Well, as a teenager with no boundaries, and a dangerous interest in network security, I wasn't going to let this stand.
The issue was obvious once I opened Wireshark, and saw the amount of traffic coming to my machine - see, they mostly relied on donated equipment, which happened to be 24-port *hubs*. If you don't know what that means, it means that everyone's traffic was going to everyone, and network cards were just giving up under the load.
For next year, we bought a couple small unmanaged switches. Had to keep the hubs, but they were connected to switches, so we didn't have any more packet storms.
I eventually added pfSense with a captive portal, where you'd get a voucher with your ticket, so we could connect MAC addresses to people. Used it twice, both times to tell people to stop torrenting shit.
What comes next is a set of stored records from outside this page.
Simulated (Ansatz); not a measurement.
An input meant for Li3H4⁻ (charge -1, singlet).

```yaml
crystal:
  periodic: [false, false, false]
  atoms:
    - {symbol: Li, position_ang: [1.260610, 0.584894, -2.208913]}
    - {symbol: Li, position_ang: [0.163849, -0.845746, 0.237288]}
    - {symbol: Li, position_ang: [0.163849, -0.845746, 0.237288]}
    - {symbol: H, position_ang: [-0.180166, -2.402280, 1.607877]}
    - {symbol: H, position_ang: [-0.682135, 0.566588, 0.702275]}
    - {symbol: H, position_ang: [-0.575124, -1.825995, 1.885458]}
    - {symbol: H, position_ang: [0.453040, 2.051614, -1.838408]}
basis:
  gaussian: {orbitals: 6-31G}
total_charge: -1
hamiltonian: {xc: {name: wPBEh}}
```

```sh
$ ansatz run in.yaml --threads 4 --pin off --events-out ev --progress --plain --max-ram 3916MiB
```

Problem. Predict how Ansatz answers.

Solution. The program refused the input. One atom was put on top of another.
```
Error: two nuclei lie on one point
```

I never got to use it because it shut down before it was done, but I wrote some software that listened for Torrent peer exchange broadcasts, requested the metadata, and then proceeded to read it out over the speaker, like "Seat 4A is currently downloading Godfather-2005-XviD, shame on them!" to let people know who to complain to if the network got bogged down, lol
Another thing was clear from Wireshark - the issue was that someone was torrenting something, and I had their MAC address.
At this point, I flagged down one of the staff, and explained the issue quickly. A quick discussion between them later, and I was given permission to knock them offline (I did some ARP poisoning) and an offer to join up as the "networking guy", which I accepted.